Athletes versus Footballers

As a talisman they don’t get much more intimidating than Wayne Rooney.  But even England’s front man seemed to wave a white flag after losing yet another fifty-fifty in last night’s dire draw with Algeria.

Rooney "blasts" the fan's boos

I was set to put a tenner on the temperamental striker seeing red when it was obvious his side’s second half was developing much the same as their first – no inspiration, no energy, no conviction, and no belief.  But the resigned look in his eyes put paid to that.  Some commentators have called for Rooney to curb his untimely aggression but this wasn’t about that.  He looked jaded – his post-match criticism of the booing England fans perhaps underlining this.

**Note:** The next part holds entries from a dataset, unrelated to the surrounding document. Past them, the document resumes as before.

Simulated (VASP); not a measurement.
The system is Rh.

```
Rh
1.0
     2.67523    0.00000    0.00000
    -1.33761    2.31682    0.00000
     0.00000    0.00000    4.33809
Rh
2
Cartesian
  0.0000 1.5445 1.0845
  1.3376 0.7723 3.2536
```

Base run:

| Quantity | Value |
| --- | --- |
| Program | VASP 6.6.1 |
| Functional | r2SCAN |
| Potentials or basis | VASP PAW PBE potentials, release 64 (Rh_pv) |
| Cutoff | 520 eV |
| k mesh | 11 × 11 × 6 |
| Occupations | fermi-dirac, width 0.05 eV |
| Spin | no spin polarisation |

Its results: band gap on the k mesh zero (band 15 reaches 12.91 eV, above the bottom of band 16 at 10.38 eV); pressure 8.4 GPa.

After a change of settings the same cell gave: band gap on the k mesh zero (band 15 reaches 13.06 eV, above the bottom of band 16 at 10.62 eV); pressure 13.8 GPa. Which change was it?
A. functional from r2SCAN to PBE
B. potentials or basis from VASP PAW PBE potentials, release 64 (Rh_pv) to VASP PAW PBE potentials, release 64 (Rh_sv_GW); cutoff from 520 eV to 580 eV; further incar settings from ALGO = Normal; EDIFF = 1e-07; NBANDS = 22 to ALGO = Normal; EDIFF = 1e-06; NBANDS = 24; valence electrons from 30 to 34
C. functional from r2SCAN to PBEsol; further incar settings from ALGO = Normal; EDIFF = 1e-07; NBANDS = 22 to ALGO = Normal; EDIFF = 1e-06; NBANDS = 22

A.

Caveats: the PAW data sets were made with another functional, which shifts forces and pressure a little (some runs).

England’s problems stretch far beyond arguably one of Rooney’s career worst performances.  Frank Lampard, who constantly surrendered possession, was a liability.  Steven Gerrard’s touch deserted him all night.  Gareth Barry laboured admirably but is clearly not fit.  Aaron Lennon has yet to perform in an England shirt.  Emile Heskey was game but moribund – that he’s anywhere near this squad is an insult to 24-goal Darren Bent. Glen Johnson struggled with the lively Ziani all night and the rest of the back four were employed far more than they probably expected to be.

We saw in the opening game that Algeria weren’t very good, backing up the pre-tournament impression that their poor results had given us.  But England made them look good as they displayed technique and a sense of adventure few could have expected.  Tactically their back three – well marshalled by Rangers’ Madjid Bougherra  – snuffed out England’s sporadic threat.  And in midfield England had no answer – they surrendered 52% of the possession to a side ranked 30th in the world.

Regardless of whether or not England advance – and the required victory over a mediocre Slovenia side would seem more likely than not – serious questions need to be asked of these highly paid players.  Lampard, Gerrard and Rooney were largely outplayed by players from Sochaux, Wolfsburg and Valenciennes.  Their impressive forward Karim Matmour, who gave John Terry problems all night, was signed by Borussia Monchengladbach for €2m.  They finished 12th in the Bundesliga last season.

England’s players are a team of highly-trained athletes coached to win.  Algeria – like most African, Eastern European and South American sides – are a team of individuals coached to play football.  The sight of relatively-limited players effortlessly stroking the ball around the pitch while England huffed and puffed, unable to string more than a handful of passes together, should have been embarrassing to the FA.  Are the players weighed down by the England shirt?  Are they too tired after their demanding Premier League season?  Are they just not as good without talented foreign players to bring the best out of them?

It would seem like basic logic-matics to say that English players + foreign players = good club team; but English players = limited international side. It’s far too complex a problem to sum up so succinctly but the evidence suggests that something is not adding up here.  This is not the first tournament where England haven’t performed – and this time there is no Sven Goran-Erikkson to blame it on.


3 thoughts on “Athletes versus Footballers

  1. Spain were very entertaining this evening. the thought of watching england again made me shudder.

  2. I wondered allowed if Cesc playing in the United Kingdom had something to do with his exclusion. Seems mental that Navas gets a game when he’s not very good.